STORIED INSTITUTION: For over fifty years, the Foxfire Fund has collected the stories, crafts, and customs that define life in the Appalachian Mountains. The organization, which was recently featured on NPR’s “All Things Considered,” has just received a major grant from the NEH to expand and improve its mission of preserving a culture that is rapidly vanishing, and a new director has been appointed, with an eye to introducing Foxfire to new readers.
SERIES SALES: We have sold over a million copies of the fifteen Foxfire books in print with Anchor, all of which see frequent reprintings. In 2011, we launched the Foxfire Americana Library, an e-only series grouped by subject (i.e., cooking, moonshining, folk remedies, and more) designed to help expand Foxfire’s reach and discoverability. To date, the series has sold more than 22,000 copies.
INTEREST IN APPALACHIA: As evidenced by the breakout success of J.D. Vance’s #1 New York Times best-selling Hillbilly Elegy and Ronni Lundy’s James Beard Foundation Award-winning cookbook Victuals, interest in Appalachia and its culture is at an all-time high. Foxfire has a strong presence throughout the South and Mid-Atlantic. Its tradition of transcribing oral history and highlighting its region’s citizens is similar to what Humans of New York has done for its urban population.

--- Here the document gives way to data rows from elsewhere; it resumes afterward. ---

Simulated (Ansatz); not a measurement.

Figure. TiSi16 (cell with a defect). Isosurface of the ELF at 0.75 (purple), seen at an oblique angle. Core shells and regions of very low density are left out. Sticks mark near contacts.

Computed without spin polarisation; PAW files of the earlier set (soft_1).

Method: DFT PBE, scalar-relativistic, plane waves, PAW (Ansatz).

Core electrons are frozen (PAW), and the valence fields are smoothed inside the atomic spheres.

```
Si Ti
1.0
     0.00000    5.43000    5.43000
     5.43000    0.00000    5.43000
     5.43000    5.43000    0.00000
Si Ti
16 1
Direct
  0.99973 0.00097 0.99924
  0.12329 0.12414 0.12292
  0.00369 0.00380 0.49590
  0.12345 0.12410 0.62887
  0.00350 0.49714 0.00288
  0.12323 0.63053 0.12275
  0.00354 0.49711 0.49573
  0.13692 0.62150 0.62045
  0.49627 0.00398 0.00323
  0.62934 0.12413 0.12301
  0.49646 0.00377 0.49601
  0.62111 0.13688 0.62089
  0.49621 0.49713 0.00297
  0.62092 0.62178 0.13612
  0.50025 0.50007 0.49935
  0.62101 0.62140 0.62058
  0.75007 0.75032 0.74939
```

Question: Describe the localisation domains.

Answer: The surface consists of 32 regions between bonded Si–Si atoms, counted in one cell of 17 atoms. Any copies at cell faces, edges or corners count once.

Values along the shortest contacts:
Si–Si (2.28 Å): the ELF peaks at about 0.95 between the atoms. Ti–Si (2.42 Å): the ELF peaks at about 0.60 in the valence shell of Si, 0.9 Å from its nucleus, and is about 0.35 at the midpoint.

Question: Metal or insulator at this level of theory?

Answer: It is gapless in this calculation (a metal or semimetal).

THE FUTURE OF FOXFIRE: New director TJ Smith is a lifelong Foxfire fan and a huge asset for publicity. He is committed to broadening the organization’s reach and attracting new readers to the books.
ONLINE PRESENCE: Foxfire has just redesigned and relaunched its website, and elevated its social media presence. Under a new director, the organization is enthusiastically pursuing outreach and profile-building opportunities.
ILLUSTRATIONS: Our book will contain over a hundred black-and-white photos that bring the stories to life and give faces to the many voices interviewed within.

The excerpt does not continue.